Lieutenant Colonel Thursday is prejudiced and arrogant, hell-bent on achieving glory and chomping to wipe out the tribe, calling them “savage, illiterate, and uncivilized.” In the end, Thursday leads a disastrous attack on the tribe, which ends with Thursday and most of the regiment being slaughtered.
Several years later, York is asked if Thursday really was as noble as he’s portrayed in Death. York lies and says that the noble depictions are accurate.
Knowing the power of stories, York ties the posthumous glory of Lt. Col Thursday to the memory of the fallen and the memory of the lost to the regiment's survival. He holds up Thursday to be the shining ideal of the Western man, much like Wayne’s Ringo Kid in Stagecoach, even though the bitter truth is that he was an evil man.
The future of the regiment is built on propping up Thursday’s memory. It is a lie, but, in York’s eyes, it is a necessary one.

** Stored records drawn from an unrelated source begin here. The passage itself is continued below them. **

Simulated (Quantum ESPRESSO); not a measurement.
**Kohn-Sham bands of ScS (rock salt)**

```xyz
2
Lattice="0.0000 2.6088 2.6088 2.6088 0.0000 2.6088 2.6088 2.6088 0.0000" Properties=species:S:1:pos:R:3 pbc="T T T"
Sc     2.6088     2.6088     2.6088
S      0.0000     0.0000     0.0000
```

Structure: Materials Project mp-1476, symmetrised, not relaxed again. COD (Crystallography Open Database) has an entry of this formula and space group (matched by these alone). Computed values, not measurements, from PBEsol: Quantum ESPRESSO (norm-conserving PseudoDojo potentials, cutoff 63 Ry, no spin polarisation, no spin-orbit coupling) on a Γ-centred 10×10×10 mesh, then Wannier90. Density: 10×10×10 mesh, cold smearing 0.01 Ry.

And contrary to what Tarantino suggests, Ford’s treatment of the Apache people in this film is lightyears above their portrayal in Stagecoach. The film is thoughtful and nuanced, offering great respect to the Apache people. The tribesman are not stereotypes, and while the depictions aren’t perfect either, they are nonetheless presented as noble and intelligent.
With Fort Apache, we see Ford begin to question the truth behind the Western myth, which, in reality, is a lens of America itself.
Twenty years later, The Man Who Shot Liberty Valance goes even further.
In the film, Jimmy Stewart’s Ranse Stoddard, a U.S. Senator who became revered for killing the outlaw Liberty Valance as a young man, returns to the town of Shinbone with his wife, Hallie.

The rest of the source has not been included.